Credit goes to Sam Mardon. Head over to the concept art page to see it along with the rest of the work.
It took me rather a long time to come up with the concept of The Alpha Invention. I knew that I wanted to make a short movie set in a single location with only a few characters, preferably two, three maximum - what is known as a chamber piece.
The reasons for my desire to do this are twofold. Firstly, it saves money and time, as you only have to hire one location or build one set and you reduce the number of necessary company moves (transporting all cast & crew).
Secondly, I love those kind of movies. In everything from 12 Angry Men and Rope to Moon and Buried (which is arguably the uttermost example) there is a palpable sense of drama in every scene driven by an uneasy feeling of something close to claustrophobia, because the outside world remains just that, on the outside, unexplored and therefore unknown.
For this reason, single-locations are a device used to a great extent in the horror genre. Sam Raimi even put the audience in the shoes of that oppressive "outside world" in The Evil Dead with his famous "Shaky Cam". However, I knew horror was not the genre I wanted to tackle, not because I have any less respect for it than other genres but simply because single locations are such a tried and mastered technique in horror I felt there were greener pastures elsewhere.
Initially I wrote a gangster short which never really took off. I also wrote something of a heist scene, but it felt exactly that, a scene from a feature film rather than something that deserved to be a short in its own right. The same was true of the next short I wrote which had a science-fiction twist to it; it became much too big for its own boots and has since become a feature length screenplay.

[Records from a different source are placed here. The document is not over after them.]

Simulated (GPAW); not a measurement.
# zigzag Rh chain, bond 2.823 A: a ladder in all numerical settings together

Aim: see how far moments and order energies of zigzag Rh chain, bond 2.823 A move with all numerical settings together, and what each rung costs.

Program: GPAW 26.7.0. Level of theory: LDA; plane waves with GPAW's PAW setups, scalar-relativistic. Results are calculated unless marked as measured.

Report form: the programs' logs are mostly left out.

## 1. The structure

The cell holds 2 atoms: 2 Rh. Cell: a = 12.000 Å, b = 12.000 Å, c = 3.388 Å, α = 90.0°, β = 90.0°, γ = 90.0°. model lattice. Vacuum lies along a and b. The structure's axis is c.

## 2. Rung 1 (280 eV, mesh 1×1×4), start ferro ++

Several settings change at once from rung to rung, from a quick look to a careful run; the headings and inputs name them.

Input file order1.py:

It was somewhere between revisiting The Big Sleep and Heat that I recognised a potential ground for exploiting the single location technique - in noir fiction. Now, both of those films have many, many locations which the protagonists leap to and from as they solve the case, but both equally have beautifully quiet moments of stillness. Staring out at a gloomy ocean or entering the suspect's silent house moments before he arrives back. The bittersweet melancholy that these scenes evoke are something of a noir genre trope and you almost wish that they would linger for a little longer like a painting or an entry in IWDRM.
And in a single location movie, even a short that lasts no longer than fifteen minutes, you do get to linger there. Every corner of the set will be visible at one point or another, the audience can get to know the main character's apartment just as well as he does. Meanwhile, the lashing rain enforces the oppressive nature of the unseen world outside which renders it as unfamiliar to us as it is to a hermit obsessive computer programmer like Guy.
Noir jumped out as the perfect platform for the single location short. Onto writing it...
Last week I talked about the test shoot that we conducted to find the appropriate look for the film. The basis of which came from the concept art that Sam Mardon created for us.
I found Sam’s website and liked the look of his other work so simply sent him an email explaining our project and if he would be interested in working on it. He did and we got straight to work developing the first piece of art.
Most of the film will be shot from behind Guy’s computer so I wanted to get a visualisation of that first to show the crew. To form a brief I sent Sam notes on the colour, the props and Guy’s build and appearance. I also sketched a very rudimentary map of the apartment (this is before I’d made a 3D model) so that Sam understood the geography of the set that was in my head, and attached a mood board which is an assortment of photos, all from other films, to convey the… well, mood. It looks like this…
Finally, I attached the script to give Sam an understanding of what he was drawing – some context. This is what I got back…
Which obviously looks great and ticked most of the boxes right out of the gate (many more so than I was expecting actually). I just gave a few bits of feedback regarding the windows being bigger, the light being emphasised, a few more details on the computer and giving Guy a notepad to draw on. And…
The second piece of concept art had to convey two key things – a reverse angle which is naturally another important shot; and a key piece of set dressing, the map on Guy’s wall. Without giving too much away I can say that this is a “tree of life” of sorts that Sam designed and dropped into his artwork.
This will be made into full scale mural by the art department for shooting and placed on that very wall. It will serve us well for inserts and cutaways and once you've seen the film it might make a bit more sense on second viewing.